Richard Florida is a co-founder and editor at large of CityLab and a senior editor at The Atlantic. He is a university professor in the University of Toronto’s School of Cities and Rotman School of Management, and a distinguished fellow at New York University’s Schack Institute of Real Estate.
Some American cities have rates similar to the world's poorest nations.
Income inequality in America has reached levels not seen since the Gilded Age. As Joseph Stiglitz, the Nobel Prize-winning economist, noted in June, “America has the highest level of inequality of any of the advanced countries — and its gap with the rest has been widening.”
This already-high national level of inequality is even worse in certain American cities and metro regions. This is not surprising, given the large-scale demographic and economic sorting of Americans by education and skill over the past couple of decades. But it’s still shocking to realize that some American cities and metros face levels of inequality comparable to those in the poorest nations of Africa and other less-developed parts of the world.

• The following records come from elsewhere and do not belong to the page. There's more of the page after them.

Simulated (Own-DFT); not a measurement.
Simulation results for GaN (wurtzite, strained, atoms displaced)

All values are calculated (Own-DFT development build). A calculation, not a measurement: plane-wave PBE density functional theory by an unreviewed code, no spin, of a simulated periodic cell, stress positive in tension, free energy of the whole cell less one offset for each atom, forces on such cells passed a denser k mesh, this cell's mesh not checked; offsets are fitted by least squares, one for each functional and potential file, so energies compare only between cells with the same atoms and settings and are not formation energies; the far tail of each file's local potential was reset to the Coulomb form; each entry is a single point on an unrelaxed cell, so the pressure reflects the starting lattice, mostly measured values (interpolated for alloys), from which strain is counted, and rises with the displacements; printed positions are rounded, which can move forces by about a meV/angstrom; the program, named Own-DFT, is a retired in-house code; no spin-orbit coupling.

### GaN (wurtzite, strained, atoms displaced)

The Martin Prosperity Institute's Zara Matheson mapped data for 362 metros (based on an analysis by the institute's Charlotta Mellander). The team used country-level data from the CIA's World Factbook and metro-level data from the U.S. Census Bureau's 2008-2010 American Community Survey. They relied upon the Gini coefficient as their measurement for inequality, which is a numerical rating on a scale from .00 (perfectly equal) to 1.00 (most unequal).
The Gini coefficient for the United States as a whole is .450, about the same as Iran and the Philippines. For comparison’s sake, the Gini coefficient for Sweden, the world’s most-equal country, is .230. Denmark’s is .248, Germany’s is .270 and Canada’s is .321. The most unequal countries in the world have Gini coefficients between .60 to roughly .70. Though none of America’s metros score that high, the picture is still not a pretty one. Most large metros (with over one million people) have inequality levels that are equal to or above the U.S. average.
- The Bridgeport-Stamford-Norwalk (.537) metro — which includes not just the gritty factory town that gives it its name, but stately Westport and über-affluent Greenwich — shares a Gini ranking with Thailand (.536). “The richest Thais earn 14.7 times more than the poorest,” said Gwi-Yeop Son, an United Nations Development Programme representative, a few years ago. “The bottom 60 percent of the population's share of the income is only 25 percent.”
- The disparity between New York’s (.504) richest and poorest is comparable to what you’d find in Swaziland (.504), a place not generally noted for its economic dynamism or quality of life (its average life expectancy is the lowest in the world).
- Los Angeles’s inequality (.485) is the equivalent of the Dominican Republic (.484).
- Chicago (.468) is like El Salvador (.469).
- Detroit (.457) matches up with the Philippines (.458).
- San Francisco's (.475) inequality is similar to Madagascar's (.475).
- Dallas (.463) is like Malaysia (.462).
- Inequality in Denver (.455) is comparable to Jamaica’s (.455).
- Seattle’s Gini (.439) is similar to Nigeria (.437).
On the flip side, the Twin Cities of Minneapolis St. Paul (.436), Greater Washington, D.C. (.435), Las Vegas (.429), Honolulu (.421), Salt Lake City (.417), and several others stand out as having among the lowest levels of inequality, though these levels are in line with China (.415) and Russia (.422).
Just five U.S. metros have inequality levels below .4 — Fairbanks, Alaska (.399); Monroe, Michigan (.398); Appleton (.395) and Sheboygan (.393), Wisconsin; and Ogden-Clearfield, Utah (.389) — values which are still greater than the level of inequality found in India (.368).